Cities have just as much wind as rural areas, but the space is less plentiful. To harness the wind energy in places without enough space for the 30-foot long blades of a wind turbine, researchers and students at Cornell University are working to harness wind vibrations for energy.

The idea is to make wind energy a possibility for people in every part of the country. Researchers want to bring wind energy from the farms to people's roofs, the way it's possible to install solar panels on your house.

It still takes a true altruist to install solar panels on their roofs, however. While the price of a kilowatt hour of wind energy has dropped steadily to prices that rival coal, the average price of a kilowatt hour of solar energy is still much higher.

And it's expensive to build a wind turbine of any size. The vibro-wind panels, as they're called, are inexpensive and don't take up a lot of space. They work by converting the vibrations from blowing wind into electricity. Converting the mechanical energy of motion into electricity requires a piezoelectric transducer, a device made of a ceramic or polymer that emits electrons when stressed.

The team's prototype is made of a grid of foam pieces, each one containing a piezoelectric transducer. When the wind blows, the foam pieces vibrate and put stress on the piezoelectric device. Electrons are generated and travel down wires to a battery.

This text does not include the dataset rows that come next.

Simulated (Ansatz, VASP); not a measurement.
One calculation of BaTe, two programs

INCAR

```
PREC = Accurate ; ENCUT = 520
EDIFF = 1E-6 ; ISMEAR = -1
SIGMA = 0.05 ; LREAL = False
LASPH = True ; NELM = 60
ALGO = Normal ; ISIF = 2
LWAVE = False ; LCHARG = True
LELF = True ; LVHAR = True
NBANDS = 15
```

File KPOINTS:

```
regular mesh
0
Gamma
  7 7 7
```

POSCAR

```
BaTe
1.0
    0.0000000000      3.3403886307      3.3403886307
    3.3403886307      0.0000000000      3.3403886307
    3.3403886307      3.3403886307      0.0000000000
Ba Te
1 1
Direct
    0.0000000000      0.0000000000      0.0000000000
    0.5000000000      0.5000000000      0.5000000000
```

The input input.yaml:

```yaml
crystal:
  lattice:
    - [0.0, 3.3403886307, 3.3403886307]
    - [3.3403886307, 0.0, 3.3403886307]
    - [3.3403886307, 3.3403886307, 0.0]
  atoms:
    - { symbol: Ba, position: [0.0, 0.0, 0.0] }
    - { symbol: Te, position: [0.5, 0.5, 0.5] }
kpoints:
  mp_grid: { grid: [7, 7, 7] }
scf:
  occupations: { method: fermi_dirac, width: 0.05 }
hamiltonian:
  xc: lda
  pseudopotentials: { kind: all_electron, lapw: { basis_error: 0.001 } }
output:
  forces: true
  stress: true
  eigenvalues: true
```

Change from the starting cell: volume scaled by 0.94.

The foam pieces are sensitive enough to capture energy from the gentlest of breezes.

As if finding an inexpensive and convenient method of providing renewable energy weren't enough of a challenge, researchers also had to integrate the panels with the design of the buildings they were placed on.

More research still needs to be done, but early findings show wind vibration energy is a source of hope for finding a way to getting cheap and sustainable energy in populated areas.